Math wars is the debate over modern mathematics education, textbooks and curricula in the United States that was triggered by the publication in 1989 of the Curriculum and Evaluation Standards for School Mathematics by the National Council of Teachers of Mathematics (NCTM) and subsequent development and widespread adoption of a new generation of mathematics curricula inspired by these standards.

While the discussion about math skills has persisted for many decades, the term "math wars" was coined by commentators such as John A. Van de Walle and David Klein. The debate is over traditional mathematics and reform mathematics philosophy and curricula, which differ significantly in approach and content.

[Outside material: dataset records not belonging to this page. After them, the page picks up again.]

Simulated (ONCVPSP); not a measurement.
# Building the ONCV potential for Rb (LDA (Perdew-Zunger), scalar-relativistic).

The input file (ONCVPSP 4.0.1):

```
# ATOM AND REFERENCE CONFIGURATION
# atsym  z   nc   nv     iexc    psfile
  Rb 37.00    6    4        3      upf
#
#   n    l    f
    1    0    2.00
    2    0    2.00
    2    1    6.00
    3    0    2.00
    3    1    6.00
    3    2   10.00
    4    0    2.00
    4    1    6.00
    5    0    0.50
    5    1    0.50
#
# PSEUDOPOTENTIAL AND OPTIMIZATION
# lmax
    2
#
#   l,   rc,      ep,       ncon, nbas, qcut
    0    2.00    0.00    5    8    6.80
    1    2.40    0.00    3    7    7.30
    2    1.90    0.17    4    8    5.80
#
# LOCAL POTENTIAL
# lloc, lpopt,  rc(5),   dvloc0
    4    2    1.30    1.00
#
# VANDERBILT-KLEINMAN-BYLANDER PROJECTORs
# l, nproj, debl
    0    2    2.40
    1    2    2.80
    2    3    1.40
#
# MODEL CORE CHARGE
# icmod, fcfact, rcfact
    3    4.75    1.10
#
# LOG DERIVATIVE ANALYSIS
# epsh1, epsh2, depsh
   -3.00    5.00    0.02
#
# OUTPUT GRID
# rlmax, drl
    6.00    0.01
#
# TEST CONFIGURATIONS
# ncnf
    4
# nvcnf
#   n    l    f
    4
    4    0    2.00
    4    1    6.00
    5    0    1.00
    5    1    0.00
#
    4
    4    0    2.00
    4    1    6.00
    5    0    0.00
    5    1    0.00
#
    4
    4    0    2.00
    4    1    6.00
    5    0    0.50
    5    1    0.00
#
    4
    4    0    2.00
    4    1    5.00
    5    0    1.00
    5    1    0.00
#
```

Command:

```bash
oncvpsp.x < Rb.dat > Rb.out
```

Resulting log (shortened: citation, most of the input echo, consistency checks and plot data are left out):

The largest supporter of reform in the US has been the National Council of Teachers of Mathematics.

One aspect of the debate is over how explicitly children must be taught skills based on formulas or algorithms (fixed, step-by-step procedures for solving math problems) versus a more inquiry-based approach in which students are exposed to real-world problems that help them develop fluency in number sense, reasoning, and problem-solving skills. In this latter approach, conceptual understanding is a primary goal and algorithmic fluency is expected to follow secondarily. Advocates blame educators saying that failures occur not because the method is at fault, but because these educational methods require a great deal of expertise and have not always been implemented well in actual classrooms.

A backlash, which advocates call "poorly understood reform efforts" and critics call "a complete abandonment of instruction in basic mathematics," resulted in "math wars" between reform and traditional methods of mathematics education.

Those who disagree with the inquiry-based philosophy maintain that students must first develop computational skills before they can understand concepts of mathematics. These skills should be memorized and practiced, using time-tested traditional methods until they become automatic. Time is better spent practicing skills rather than in investigations inventing alternatives, or justifying more than one correct answer or method. In this view, estimating answers is insufficient and, in fact, is considered to be dependent on strong foundational skills. Learning abstract concepts of mathematics is perceived to depend on a solid base of knowledge of the tools of the subject.